Step 1: Describe the trade

Tell the Agent what you want in plain language:
Put 10% of available cash into NVDA in my paper account.
Or specify a dollar amount:
Buy $5,000 of [TICKER] in my paper account after showing portfolio impact and risks.

Step 2: Review the impact before it executes

A good habit is asking for the consequences before the trade goes through. The Agent can show how the trade changes your portfolio:
Before executing, show me how this trade affects my portfolio concentration and risk.
This turns a trade into a decision rather than a reflex.

Step 3: Use limit orders when you want a price

You are not limited to market orders. Set a price:
Place a limit order to buy [TICKER] at [price] in my paper account.

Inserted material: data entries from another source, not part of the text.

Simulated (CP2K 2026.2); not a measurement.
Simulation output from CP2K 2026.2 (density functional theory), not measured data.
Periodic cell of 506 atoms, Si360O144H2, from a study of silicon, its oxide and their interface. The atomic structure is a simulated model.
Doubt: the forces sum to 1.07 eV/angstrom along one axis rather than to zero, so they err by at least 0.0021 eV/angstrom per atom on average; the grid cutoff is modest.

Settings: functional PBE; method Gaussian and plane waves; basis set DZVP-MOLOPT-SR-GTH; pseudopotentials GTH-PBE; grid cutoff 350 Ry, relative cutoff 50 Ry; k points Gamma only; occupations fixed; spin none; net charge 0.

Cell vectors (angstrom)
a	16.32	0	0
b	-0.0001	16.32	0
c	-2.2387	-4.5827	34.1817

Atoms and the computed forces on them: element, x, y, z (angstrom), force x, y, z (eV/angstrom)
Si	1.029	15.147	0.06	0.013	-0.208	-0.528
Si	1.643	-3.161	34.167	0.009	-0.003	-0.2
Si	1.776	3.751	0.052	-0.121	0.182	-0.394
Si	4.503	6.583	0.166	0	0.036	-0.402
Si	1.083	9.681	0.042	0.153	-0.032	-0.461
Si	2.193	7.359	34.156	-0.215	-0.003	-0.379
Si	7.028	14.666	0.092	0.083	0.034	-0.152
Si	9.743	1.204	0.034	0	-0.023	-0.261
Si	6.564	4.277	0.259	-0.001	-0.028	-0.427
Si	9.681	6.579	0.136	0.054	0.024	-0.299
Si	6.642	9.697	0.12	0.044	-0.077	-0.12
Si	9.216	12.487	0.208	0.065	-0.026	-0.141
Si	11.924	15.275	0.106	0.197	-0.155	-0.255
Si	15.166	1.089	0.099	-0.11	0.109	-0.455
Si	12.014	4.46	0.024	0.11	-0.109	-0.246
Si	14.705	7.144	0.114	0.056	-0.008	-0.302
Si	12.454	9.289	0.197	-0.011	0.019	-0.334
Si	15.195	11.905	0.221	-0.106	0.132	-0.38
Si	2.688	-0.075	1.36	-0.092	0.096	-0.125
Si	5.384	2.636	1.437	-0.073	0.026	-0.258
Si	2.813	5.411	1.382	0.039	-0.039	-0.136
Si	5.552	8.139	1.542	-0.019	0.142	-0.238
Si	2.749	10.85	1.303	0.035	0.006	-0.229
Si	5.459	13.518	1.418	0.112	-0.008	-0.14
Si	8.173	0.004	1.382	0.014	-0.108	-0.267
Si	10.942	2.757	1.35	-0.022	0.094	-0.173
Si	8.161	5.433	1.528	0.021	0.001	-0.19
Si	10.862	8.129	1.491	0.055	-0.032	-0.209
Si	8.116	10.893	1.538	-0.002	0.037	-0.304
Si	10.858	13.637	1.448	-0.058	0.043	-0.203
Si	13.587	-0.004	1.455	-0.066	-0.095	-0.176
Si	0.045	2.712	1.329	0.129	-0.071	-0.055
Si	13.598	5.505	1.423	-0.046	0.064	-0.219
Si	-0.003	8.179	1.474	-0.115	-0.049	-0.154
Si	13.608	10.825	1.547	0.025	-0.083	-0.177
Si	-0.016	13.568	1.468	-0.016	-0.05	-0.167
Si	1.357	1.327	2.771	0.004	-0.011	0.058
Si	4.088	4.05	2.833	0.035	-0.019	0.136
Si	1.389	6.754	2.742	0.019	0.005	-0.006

Step 4: Manage open orders

Limit orders are fully managed by the Agent. It can see order IDs and cancel a pending order directly by ticker, so you do not need to go into the UI to clean up:
Cancel my open limit order on [TICKER].
Show me all my open paper orders and their status.

Adjusting positions

Trimming and adding work the same way:
Cut my AAPL paper position in half and explain the impact on portfolio concentration.
Add to my [TICKER] position to bring it up to a 5% weight.

Common mistakes

  • Trading without checking impact. Always look at how a trade changes concentration and risk before executing.
  • Forgetting it is a test. Paper trading is for learning. Use it to validate a process, then decide about real capital separately.
  • Ignoring coverage limits. Paper trading coverage can be narrower than research coverage. Confirm the market is supported before building a workflow around it.

Current limitation

Paper trading coverage may differ from research coverage. Check supported markets before relying on a trading workflow in a given market.